26 Mar 2015 BY Tim Wells

France has for centuries been regarded as the heart of European Christianity, and as one would expect, its celebrations of Easter, the central feast of the Christian calendar, are colourful and bursting with fanfare. They actually begin six weeks before, with the three days known in England as Shrovetide: a period to confess one’s sins before the onset of Lent, the biblically traditional 40-day period of fasting and penitence which begins with the memento mori ritual of Ash Wednesday. Just before, however, comes Mardi Gras (“Fat Tuesday”, and also known as “Shrove Tuesday”), a day of one final blowout of pleasure and excess before the season of sober privation.

Mardi Gras is also known in many parts of the world as Carnival, and while other national expressions of this feast can assume more spectacular (as in Rio de Janeiro or New Orleans) or bizarre (as in the Rhine cities of northern Germany) forms, Mardi Gras in France is every bit as exuberant and colourful. In Nice, especially, the celebrations will go on for days before, with huge gaudily-coloured figures paraded through the streets, fireworks, balles en masque, a fragrant Battle of Flowers near the beach, and the whole range of pleasures in excess. In many cities a huge puppet with royal pretensions will be burned on the public square on Ash Wednesday, as a final flourish to end the ecstasy.

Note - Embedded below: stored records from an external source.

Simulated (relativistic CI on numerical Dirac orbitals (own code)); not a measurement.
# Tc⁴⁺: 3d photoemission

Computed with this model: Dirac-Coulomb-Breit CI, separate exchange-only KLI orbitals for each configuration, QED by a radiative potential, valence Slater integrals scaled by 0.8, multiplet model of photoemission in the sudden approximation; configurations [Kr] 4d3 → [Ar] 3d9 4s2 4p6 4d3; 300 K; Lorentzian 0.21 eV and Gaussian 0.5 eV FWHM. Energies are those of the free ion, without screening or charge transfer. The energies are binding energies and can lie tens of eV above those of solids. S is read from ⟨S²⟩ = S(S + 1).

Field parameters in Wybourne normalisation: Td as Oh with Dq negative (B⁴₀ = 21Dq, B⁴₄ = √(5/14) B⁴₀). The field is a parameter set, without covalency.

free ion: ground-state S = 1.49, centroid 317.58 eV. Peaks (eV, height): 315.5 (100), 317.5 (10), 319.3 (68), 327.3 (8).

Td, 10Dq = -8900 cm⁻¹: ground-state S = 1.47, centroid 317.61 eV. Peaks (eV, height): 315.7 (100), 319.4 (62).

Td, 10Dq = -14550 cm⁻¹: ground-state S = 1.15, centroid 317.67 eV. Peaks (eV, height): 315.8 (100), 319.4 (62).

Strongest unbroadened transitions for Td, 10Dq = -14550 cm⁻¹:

But even in the traditional gloom that follows, however, the portents of the colourful festivities soon to come cannot be mistaken. It is springtime, after all, and the perenially-promised “green shoots” are not to be suppressed, and they make their annual appearance. The shop windows are filled with the spring collections, the haute-couture industry’s contemporary take on the eternal theme of renewal, rebirth, and regeneration which has accompanied our spring seasons since pagan times. On a slightly less highbrow note, the patisseries and confiseries preview their own versions of brilliant Easter parades with row upon row of sweet delectables, mostly in the shape of fish and bells. The Easter Bunny, being of a more Teutonic origin, gets less of a share of the limelight here than elsewhere, but still shows up in a wide variety of chocolate guises.

Easter Week in France often begins not with the traditional palm but rather boxwood fronds, which are hung over the door to ensure good luck. On Good Friday, throughout France the church bells fall silent. Since around the 12th century, the story goes that on the day of Christ’s death all church bells - Les Cloches Volantes - miraculously flew to Rome, carrying with them all the sorrow associated with the Passion. It remains speculation whether in the 13th century the bells went to Avignon instead; in any event, throughout France church bells remain silent until Easter Sunday morning, when having returned from Rome (and bringing with them brightly-coloured eggs and chocolates by the tonne) they burst out in joyous peal, celebrating the Resurrection of Jesus.

Easter Sunday, like most feast days, is a day for the children; in France they awaken to search for Easter eggs and chocolates hidden throughout the house and garden. Games of “Poisson d’Avril”, usually associated with April 1st but played over Easter as well, involve sticking paper fish onto the backs of unsuspecting adults and laughing with glee, then it's off to the garden for an egg-rolling contest: the raw eggs are rolled down a gentle slope, with the surviving egg declared the victor, and symbolizing the stone rolled away from the tomb of Christ. Finally comes Easter lunch, usually serving up a delicious quiche or omelette for starters, followed by a traditional roast lamb, the innocent perennial symbols of new life and regeneration washed down by the finest of consecrated vintages.